Some say they don’t believe in “evil.” That’s why they’re forced to compare anyone who’s against them to Hitler. With no objective measure of good and evil they can only compare and contrast their enemies to known historical figures. This historical person is unpopular and this one is popular. This person killed for the right reasons and this one didn’t.

That is the measure they implement. That is why you don’t get many comparisons to Stalin. He’s not known enough to be truly unpopular because they are sympathetic to his reasons for killing millions. So children aren’t taught about Stalin or Mao and the tens of millions of deaths on their hands. People on the left often wear Che Guavera shirts even though he too is a mass killer. Why? Once again, they support his reasons. So the question is never good or evil but popular or unpopular.
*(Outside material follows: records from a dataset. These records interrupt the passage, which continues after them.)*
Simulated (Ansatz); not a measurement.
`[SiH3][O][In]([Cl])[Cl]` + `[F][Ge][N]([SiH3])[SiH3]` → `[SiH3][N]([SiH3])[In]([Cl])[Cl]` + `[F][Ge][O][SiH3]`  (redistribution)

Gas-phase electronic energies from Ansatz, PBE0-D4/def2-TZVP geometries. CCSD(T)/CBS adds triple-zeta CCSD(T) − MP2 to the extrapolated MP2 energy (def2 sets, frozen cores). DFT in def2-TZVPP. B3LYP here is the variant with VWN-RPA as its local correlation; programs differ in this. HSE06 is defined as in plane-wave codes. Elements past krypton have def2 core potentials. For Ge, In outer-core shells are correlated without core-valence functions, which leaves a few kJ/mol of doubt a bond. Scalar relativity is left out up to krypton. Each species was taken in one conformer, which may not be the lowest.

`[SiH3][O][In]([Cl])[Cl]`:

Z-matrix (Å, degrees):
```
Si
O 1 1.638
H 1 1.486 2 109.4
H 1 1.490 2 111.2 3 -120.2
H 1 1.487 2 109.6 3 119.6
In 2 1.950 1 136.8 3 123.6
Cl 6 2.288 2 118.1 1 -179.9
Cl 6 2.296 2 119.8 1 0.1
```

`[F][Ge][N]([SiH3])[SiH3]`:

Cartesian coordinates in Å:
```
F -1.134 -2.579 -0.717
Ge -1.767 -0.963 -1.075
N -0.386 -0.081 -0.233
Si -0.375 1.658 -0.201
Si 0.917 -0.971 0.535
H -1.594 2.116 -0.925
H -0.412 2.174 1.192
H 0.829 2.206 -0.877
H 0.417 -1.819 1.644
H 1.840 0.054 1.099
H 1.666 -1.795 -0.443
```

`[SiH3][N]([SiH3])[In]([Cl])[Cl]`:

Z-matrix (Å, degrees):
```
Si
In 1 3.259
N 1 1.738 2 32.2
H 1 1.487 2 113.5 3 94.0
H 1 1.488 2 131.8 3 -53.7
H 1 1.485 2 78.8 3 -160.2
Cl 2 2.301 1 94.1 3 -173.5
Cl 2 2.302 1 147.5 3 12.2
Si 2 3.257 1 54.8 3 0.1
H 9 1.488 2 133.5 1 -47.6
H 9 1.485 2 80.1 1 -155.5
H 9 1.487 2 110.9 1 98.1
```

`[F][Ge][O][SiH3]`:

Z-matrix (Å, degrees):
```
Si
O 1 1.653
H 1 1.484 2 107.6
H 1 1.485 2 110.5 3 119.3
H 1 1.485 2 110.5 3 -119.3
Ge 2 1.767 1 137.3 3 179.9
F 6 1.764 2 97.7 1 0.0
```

And that is what it comes down to. Evil is relativistic. Situational. It intentionally doesn’t stand out. It seeks to disappear into the folds of fads and trends. It rolls with the cultural tides and presents itself as the easy choice. Evil disguises itself as progress.

Christianity, however, calls us to be counter cultural. Christianity calls us to stand up against the modern moment and declare, “As it was in the beginning, is now, and ever shall be, world without end.” Sometimes we forget what a revolutionary statement that is. It is a stand against all the modernists who argue for evolving ethics and how something that was wrong way back when is now ok, or even preferred.

It is a stand for objective truth. It states I believe there is a Creator. We are not flukes or accidents on an uncaring rock hurtling through nothingness. We believe that God created the world as an act of love and we are called to respond with love.

Our very lives must exist as a challenge to the status quo.